Columbia Electrical Engineers Win Another Qualcomm Innovation Fellowship and $100,000 Stipend

For the fifth year in a row, a Columbia Engineering team has won a coveted Qualcomm Innovation Fellowship

Jun 30 2016 | By Jesse Adams

For the fifth year in a row, a Columbia Engineering team has won a coveted Qualcomm Innovation Fellowship.  Electrical engineering PhD student Negar Reiskarimian is on one of just eight teams to recently receive one of this year’s fellowships. With faculty advisor Electrical Engineering Associate Professor Harish Krishnaswamy and research partner Ahmed Kord of the University of Texas at Austin, Reiskarimian will receive $100,000 in funding and mentoring from Qualcomm engineers for their innovation, “Fully-Integrated Reconfigurable Magnet-less Non-reciprocal Components for Next-Generation Wireless Communication Systems,” which represents a potential game-changer for wireless communications.

PhD student Negar Reiskarimian
PhD student Negar Reiskarimian
—Image courtesy of Negar Reiskarimian

They will use this stipend to develop compact, novel antenna interfaces for next-generation communications systems such as full-duplex wireless, by which devices should be able to simultaneously transmit and receive data on the same frequencies, vastly improving spectrum efficiency.

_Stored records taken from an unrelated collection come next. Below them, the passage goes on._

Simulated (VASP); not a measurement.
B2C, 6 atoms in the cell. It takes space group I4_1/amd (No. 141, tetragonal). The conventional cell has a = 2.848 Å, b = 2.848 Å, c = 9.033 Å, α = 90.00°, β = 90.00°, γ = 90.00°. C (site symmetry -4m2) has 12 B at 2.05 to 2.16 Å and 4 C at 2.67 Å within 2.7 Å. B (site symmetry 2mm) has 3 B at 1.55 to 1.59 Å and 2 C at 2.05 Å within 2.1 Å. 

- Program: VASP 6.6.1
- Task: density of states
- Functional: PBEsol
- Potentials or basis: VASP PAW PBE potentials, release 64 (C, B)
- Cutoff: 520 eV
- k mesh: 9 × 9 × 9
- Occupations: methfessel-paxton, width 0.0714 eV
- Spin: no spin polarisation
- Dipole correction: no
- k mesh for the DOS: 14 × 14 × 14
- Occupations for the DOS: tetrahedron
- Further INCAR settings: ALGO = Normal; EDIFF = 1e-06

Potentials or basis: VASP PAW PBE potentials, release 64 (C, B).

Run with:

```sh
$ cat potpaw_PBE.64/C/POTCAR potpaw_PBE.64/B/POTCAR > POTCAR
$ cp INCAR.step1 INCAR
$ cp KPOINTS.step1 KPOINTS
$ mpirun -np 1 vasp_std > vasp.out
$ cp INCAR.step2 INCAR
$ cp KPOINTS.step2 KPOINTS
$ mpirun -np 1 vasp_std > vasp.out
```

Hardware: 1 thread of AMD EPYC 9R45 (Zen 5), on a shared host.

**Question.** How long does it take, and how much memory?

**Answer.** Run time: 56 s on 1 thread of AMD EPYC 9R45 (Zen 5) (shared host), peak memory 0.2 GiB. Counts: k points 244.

“It is quite extraordinary that Columbia Engineering has won the Qualcomm Innovation Fellowship five years running, and this is also the third year in a row that students from the CoSMIC lab have won this prestigious and competitive award,” said Krishnaswamy. “This year’s project is particularly exciting as it blends applied electromagnetics with integrated circuits to realize new non-magnetic non-reciprocal devices that have the potential to revolutionize wireless communications.”

In March, Reiskarimian and Kord traveled to Qualcomm’s San Diego headquarters to present their work at the Innovation Fellowship finals, competing with 33 other finalists selected from among 129 applicants representing 18 universities. Projects spanned a range of research interests including the Internet of Things, mobile security, machine learning, and semiconductors, with winners including teams from MIT, Stanford, Carnegie Mellon, and Berkeley.

Reiskarimian, who studied telecommunications and microelectronic circuits at Iran’s Sharif University of Technology, came to Columbia in 2013 to pursue research in analog/RF integrated circuits and systems research as a graduate research student in Krishnaswamy’s CoSMIC (Columbia high-Speed and Mm-wave IC) lab, concentrating on the future of wireless communication. She is also a member of the FlexICoN (Full-duplex Wireless: From Integrated Circuits to Networks) project.